Royal OakJune 18, 2012
Safe Neighborhood forum features local law experts
By Chris Jackett
C & G Staff Writer
ROYAL OAK — Everyone wants to feel safe in the community where they live, and that is one of many reasons City Commissioner Peggy Goodwin has worked to put together a Safe Neighborhood Community Dialogue gathering next week.
Hosted by Royal Oak Middle School, 709 N. Washington, the gathering runs from 6:30-8:30 p.m. June 27 and will feature several public officials working to educate up to 900 residents about the ins and outs of the law, how people can protect themselves and how to avoid blighted neighborhood appearances, among other items.

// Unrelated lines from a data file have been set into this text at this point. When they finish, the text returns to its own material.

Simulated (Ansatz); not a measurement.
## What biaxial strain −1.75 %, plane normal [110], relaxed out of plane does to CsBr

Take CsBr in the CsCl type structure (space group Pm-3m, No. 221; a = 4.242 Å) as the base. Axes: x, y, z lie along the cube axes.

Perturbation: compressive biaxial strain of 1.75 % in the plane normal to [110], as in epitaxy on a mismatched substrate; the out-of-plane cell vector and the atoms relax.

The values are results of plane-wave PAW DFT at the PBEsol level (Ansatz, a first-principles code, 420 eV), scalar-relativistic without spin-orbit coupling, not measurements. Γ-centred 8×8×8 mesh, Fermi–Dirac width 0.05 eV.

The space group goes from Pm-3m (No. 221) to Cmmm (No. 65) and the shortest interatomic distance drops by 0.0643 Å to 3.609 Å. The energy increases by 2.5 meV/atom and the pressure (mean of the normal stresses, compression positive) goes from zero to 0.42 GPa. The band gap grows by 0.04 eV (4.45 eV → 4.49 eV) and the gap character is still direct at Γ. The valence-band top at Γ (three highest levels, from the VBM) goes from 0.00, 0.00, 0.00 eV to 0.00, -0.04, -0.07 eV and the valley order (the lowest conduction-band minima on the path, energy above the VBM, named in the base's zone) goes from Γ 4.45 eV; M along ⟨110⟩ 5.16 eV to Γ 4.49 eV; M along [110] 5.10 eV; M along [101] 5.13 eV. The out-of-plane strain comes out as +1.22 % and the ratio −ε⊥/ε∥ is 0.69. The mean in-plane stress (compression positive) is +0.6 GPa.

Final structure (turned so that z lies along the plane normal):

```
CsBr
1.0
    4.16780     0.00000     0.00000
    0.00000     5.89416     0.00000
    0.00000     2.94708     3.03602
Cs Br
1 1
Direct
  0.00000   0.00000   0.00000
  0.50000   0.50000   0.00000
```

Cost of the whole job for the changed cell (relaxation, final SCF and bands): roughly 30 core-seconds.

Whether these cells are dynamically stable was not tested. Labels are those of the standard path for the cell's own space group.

“I think people are way too busy and there’s so much information coming at us that people don’t understand how everything in the community fits,” Goodwin said. “I think transparency builds trust. It’ll be information for people and the more information the better. The key is to stay active or get active in your neighborhood. People should feel very comfortable coming to this.”
Among those scheduled as panelists are Royal Oak Police Chief Corrigan O’Donohue, Oakland County Prosecutor Jessica Cooper, Oakland County Sheriff Michael Bouchard, Michigan Department of Corrections Public Information Officer Russ Marlan, and members of Royal Oak Youth Assistance and Royal Oak Community Coalition, along with several others.
“I think it’s a great idea. It’s a nice venue for this,” O’Donohue said. “The main goal is hopefully to encourage some community involvement in keeping Royal Oak safe, from my point of view. I think it’s important people know that, despite some high-profile news items, Royal Oak is still a very safe community.”
Some of those concerning items include the murder of 80-year-old Nancy Dailey, allegedly by two parole absconders, as well as the K2/Spice uproar that saw the drug banned by a city ordinance earlier this month.
“I think … people should be more enlightened. What struck me was the level of trust where people put themselves in harm’s way,” Goodwin said. “There are parole absconders everywhere, but you can’t live in fear. Eighty percent of prisoners come home and the goal is to not get them to re-offend, but people are people.”
A neighborhood watch is one way to help avoid problems, but, with the police liaison position dropped during budget cuts, many neighborhood associations have also disappeared.
“We have some extremely active associations and other (neighborhoods) just don’t have associations at all,” O’Donohue said. “If we build this department back up, that’s one of the positions we’d bring back. Police provide one aspect of a neighborhood association. It can’t be the only aspect. If you look at it, you probably have a few very hard-working volunteers.”
O’Donohue said the liaison position was beneficial because it gave residents a name, face and phone number to connect with local law enforcement. He said many people opt to not call police in suspicious situations due to a feeling of intimidation or simply ignoring an instance as something that isn’t major on the surface, when it actually could be.
“If you have a question about something, you’re not necessarily going to go to a commission meeting to get an answer to it. It seemed like the right time,” Goodwin said. “With these kind of forums, it’s a good problem to have if we run a little late.”
Goodwin said the first 45 minutes would be dedicated to presentations from the panelists, followed by a question-and-answer session where residents can ask a wide range of questions dealing with law enforcement, ordinances or any number of other concerns or inquiries.
“I had actually organized quite a few of these in other cities over the past couple years,” Goodwin said. “Whatever we can do to help prevent crime, that is a big side of it. To feel more empowered with their community and to get involved or stay involved. I think the more people can get their information and not rely on rumor or gossip, (the better).”
Resource tables with information on starting a neighborhood watch, as well as the services provided by the Royal Oak Youth Assistance and Royal Oak Community Coalition, will also be available at the gathering.
The Royal Oak Senior Center will provide senior transportation in a 19-person van, as well as with assistance from volunteer drivers. To schedule pickups between 5:30 p.m. and 6:15 p.m. for the 6:30 p.m. event, contact Paige Gembarski at (248) 246-3900.
For those who cannot attend, Goodwin said the evening’s discussion would be recorded by WROK for television and online viewing at www.ci.royal-oak.mi.us.